Fabregas’ move to Chelsea will be regarded as one of the most divisive transfers in Premier League history.
In the red communities of North London, a move to the Blues was a declaration of disassociation, the ultimate betrayal. However, by opting to become a Chelsea player, Cesc Fabregas has fulfilled his dream of becoming Premier League champion, twice.
When analysing the Spaniard’s start to life at Chelsea, it’s difficult to recall a midfielder that made such an immediate impact at a new club. During that inaugural season with the South West London side, Fabregas contributed towards 22 league goals in 34 appearances in England’s top-flight, scoring three and registering an astonishing tally of 19 assists. He was indispensable to a Chelsea team that emphatically won the title under Jose Mourinho’s guidance.
Two years later, his presence proved to be equally rewarding. In a campaign in which the Blues established a then-record total of victories (30) in a Premier League season, Fabregas contributed towards 17 league goals, scoring five and totalling 12 assists. If you couple those achievements with a League Cup and an FA Cup triumph, his career as a Blue has been a resounding success.
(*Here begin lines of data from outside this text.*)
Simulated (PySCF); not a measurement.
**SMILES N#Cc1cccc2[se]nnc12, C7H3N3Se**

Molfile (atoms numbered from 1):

Although the Spain international has enjoyed tremendous success with his third club, his Chelsea career hasn’t been devoid of its difficulties. Having been portrayed as one of the deserters in the Blues’ woeful collapse in the 2015/16 season or having to work relentlessly to displace Nemanja Matic in Antonio Conte’s side, graft and self-belief have underpinned his career at Chelsea, and those qualities have seemingly been tested once more with the arrival of Maurizio Sarri.
Theoretically, Cesc Fabregas’ playing style should supplement Sarri’s footballing vision. As a technically proficient midfielder, who flaunts unrivalled vision, and exquisite passing quality, Fabregas – on paper – should be the most qualified candidate to assume a role in the Italian’s midfield.
Despite amassing 49 appearances in all competitions last season, Fabregas is no longer considered as a starter for the club, following the summer arrivals of Jorginho and Kovacic. The former is operating as the coordinator, the physical embodiment of Sarri’s footballing vision, and is arguably the most integral player in Chelsea’s newly developed system. Similarly, Kovacic provides tremendous dribbling quality and attacking impetus, while also contributing meaningfully in the defensive phase.
Without question, a quintessential Sarri midfield requires tremendous intensity and endurance, qualities that don’t particularly characterise Fabregas’ game. This isn’t to suggest that Fabregas is ineffective in the new manager’s system, the 31-year-old effectively dictated proceedings away at Liverpool in the Carabao Cup. Nonetheless, his involvement will mostly be restricted to cup competitions, as he has yet to feature in the league this season.
Despite revealing publicly his intentions to receive a new contract, it’s evident that Fabregas is Jorginho’s deputy, and the question surrounding the midfield maestro is whether he is content with playing the understudy?
A player of his experience and undeniable pedigree would be of incalculable use to most teams in world football, but one senses that his Chelsea career is drawing towards its conclusion. While admitting to wanting a new contract at the club, Fabregas has also disclosed that he doesn’t intend to retire with the Blues, and his current disposition could accelerate his future plans.
The Spaniard was mightily unfortunate having endured an injury in Chelsea’s Community Shield defeat that had sidelined him for the start of this season, yet it hasn’t contributed towards his current status within Maurizio Sarri’s squad.
Cesc Fabregas’ Chelsea career has been irrefutably triumphant, and the Spaniard will be remembered fondly on the streets of SW6. However, one senses that this could be his last season the iconic blue shirt.